Valentine’s Day is a social and emotional handicap. There are many legends and myths regarding the history of St. Valentine’s Day, however it does not have anything to do with repugnant heart-shaped balloons, cheap chocolate, and obnoxious singing teddy bears from Walgreen’s.
I didn’t always think Valentine’s Day was a pointless sham, though. I used to be “that guy” that bought his girl a dozen red roses, wrote a long note showcasing my chicken-scratch handwriting, and planned an evening the romantically challenged could never imagine. Even though I had a different valentine every year, I went H.A.M.! And suddenly out of nowhere, as if Cupid struck me with a broken arrow, I scorned Valentine’s Day.
Similar to the rest of the country, I was taught that Valentine’s Day is a day taken to celebrate your feelings for the most convenient number in your phone, or just the girl you happen to be with for the month of February. Now I just burn bridges at the end of January so by the time February 14 rolls around, there won’t be any surprises.
I did some research and I found that Valentine’s Day is old, and just like any other “holiday” its origin had been butchered and twisted into something completely different.

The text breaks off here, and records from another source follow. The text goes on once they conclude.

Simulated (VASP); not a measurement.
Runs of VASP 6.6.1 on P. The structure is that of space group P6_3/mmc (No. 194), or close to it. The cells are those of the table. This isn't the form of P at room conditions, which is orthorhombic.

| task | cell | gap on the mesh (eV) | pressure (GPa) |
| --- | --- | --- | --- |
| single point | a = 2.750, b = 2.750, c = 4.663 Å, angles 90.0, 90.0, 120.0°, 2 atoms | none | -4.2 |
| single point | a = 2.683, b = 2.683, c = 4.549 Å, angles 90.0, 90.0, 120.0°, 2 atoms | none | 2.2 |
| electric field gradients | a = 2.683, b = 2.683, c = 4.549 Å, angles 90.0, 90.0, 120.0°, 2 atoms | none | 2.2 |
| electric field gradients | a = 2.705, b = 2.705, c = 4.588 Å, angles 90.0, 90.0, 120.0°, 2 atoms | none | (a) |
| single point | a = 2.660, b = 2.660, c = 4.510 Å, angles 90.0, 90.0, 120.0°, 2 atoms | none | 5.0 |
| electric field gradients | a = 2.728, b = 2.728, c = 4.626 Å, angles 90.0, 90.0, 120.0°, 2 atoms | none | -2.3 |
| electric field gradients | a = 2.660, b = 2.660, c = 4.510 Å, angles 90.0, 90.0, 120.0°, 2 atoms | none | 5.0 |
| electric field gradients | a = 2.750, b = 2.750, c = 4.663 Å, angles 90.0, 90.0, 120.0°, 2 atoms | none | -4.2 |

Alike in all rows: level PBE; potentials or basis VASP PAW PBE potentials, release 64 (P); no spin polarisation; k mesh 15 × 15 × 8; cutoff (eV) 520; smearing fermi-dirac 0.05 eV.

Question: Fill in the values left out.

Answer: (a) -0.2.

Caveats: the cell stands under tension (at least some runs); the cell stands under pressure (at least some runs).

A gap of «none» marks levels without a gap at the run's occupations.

The Lupercalia festival, which was an ancient pre-roman pastoral festival usually observed throughout history on February 13 to the 15 was held to celebrate the warding off of the evil spirits of ancient Rome, purifying the city. Fertility and health were products of this celebration. Out of this observance came many different truths, myths, and rituals that have become known today as St. Valentine’s Day.
I don’t mean to rain on anyone’s cheesy Valentine’s Day ceremonies, but it is not what you think it is. It’s not worth celebrating, and it’s a lie. If I were to celebrate Valentine’s Day I would celebrate it everyday.
It’s always funny seeing people go to so many different measures to please someone for Valentine’s Day. Crowded restaurants, sold out candy shelves, and sappy love songs requested on 90.5 grind my gears for 24 hours. I wish I could fast forward to the 15 already!
I’m not going to waste money on those chalk-tasting hearts with words on them, balloons always crowd up my backseat, and roses really do smell like boo boo.